Presumably this is to make it untenable for spammers to churn through multiple blocks of /24s at little to no cost.
Also, a /24 is going for around $10k to buy or sell on the IPv4 market now, or approx 50% of their setup fee, making it much more economical to buy your own space, which is probably what they'd rather you did, since giving you 256 IPs means thats 256 more servers that they cant sell.
EDIT: and before the response of "but I only want a /29", if there's no incremental setup cost to get a larger block, that approach will get abused by nefarious users. This is why we can't have nice things.
EDIT2: ..and a /29 still means 8 more servers that can't be sold. There's opportunity costs involved in leasing IP space that could be better used elsewhere. As the cost of acquisition of IPv4 space goes up, so does the cost to the end user.
>Presumably this is to make it untenable for spammers to churn through multiple blocks of /24s at little to no cost.
This is exactly what it does. Hetzner Cloud will also, to the dismay of my ssh known hosts, keep assigning you the same IPv4 addresses until it becomes the LRU in their pool for a new customer so you can't do this.
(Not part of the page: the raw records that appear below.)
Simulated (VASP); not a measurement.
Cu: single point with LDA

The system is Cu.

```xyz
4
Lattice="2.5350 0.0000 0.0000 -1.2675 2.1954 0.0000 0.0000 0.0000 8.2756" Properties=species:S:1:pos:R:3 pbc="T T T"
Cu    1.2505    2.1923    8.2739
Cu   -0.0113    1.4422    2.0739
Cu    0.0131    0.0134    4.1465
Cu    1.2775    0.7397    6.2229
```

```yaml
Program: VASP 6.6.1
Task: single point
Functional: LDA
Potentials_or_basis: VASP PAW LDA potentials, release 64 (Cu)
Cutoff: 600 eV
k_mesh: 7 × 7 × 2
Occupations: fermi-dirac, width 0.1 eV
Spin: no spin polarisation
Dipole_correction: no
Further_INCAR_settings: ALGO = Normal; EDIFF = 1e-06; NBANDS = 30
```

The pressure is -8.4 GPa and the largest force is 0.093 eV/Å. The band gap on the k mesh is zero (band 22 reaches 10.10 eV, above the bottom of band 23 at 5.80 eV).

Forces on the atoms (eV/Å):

Did u even read the reasoning? IPv4 prices are rising for last 5 years (or even more) price increase is nothing new (my ISP is taking 7 euro per month for IPv4, few years ago it was 2 euro)
They want to encourage people to buy individual addresses if that works for them. Because that way they can offer them individual bits and pieces rather than having to find contiguous chunks.
Yes, but what's also interesting is other large IPv4 block holders who aren't governments. Will large public companies start selling off their address space to pad profits in order to appease/please shareholders?
How are you going to "force" legacy address holders to give up their space? Especially government agencies, which helped to build the early internet? Early registrations, pre-dating ARIN and the other registries, are basically property. You don't even get charged for them unless you sign a "legacy registration agreement."
DOD-NET essentially uses their space as RFC 1918 space, they have never announced it.
Property, in many cases, this one included, should be bound to making actual use of it.
Some of nets (25/8, the CGNAT space) are essentially so established as private-equivalent, they should just be officially declared private. Connectivity to these will forever be spotty now that they made their way into corporate networks.
That’s a good way to suddenly get those organizations to magically start using those IPs suddenly - if you threaten to take unused IP blocks away, I’m sure those orgs will somehow find a way to “use” them.
We used up 256 /8 blocks in roughly three decades. That's roughly 9 per year. Even if we are more conservative now, freeing up a /8 here or there will not significantly change the situation. 32 bits are woefully inadequate no matter how you slice them.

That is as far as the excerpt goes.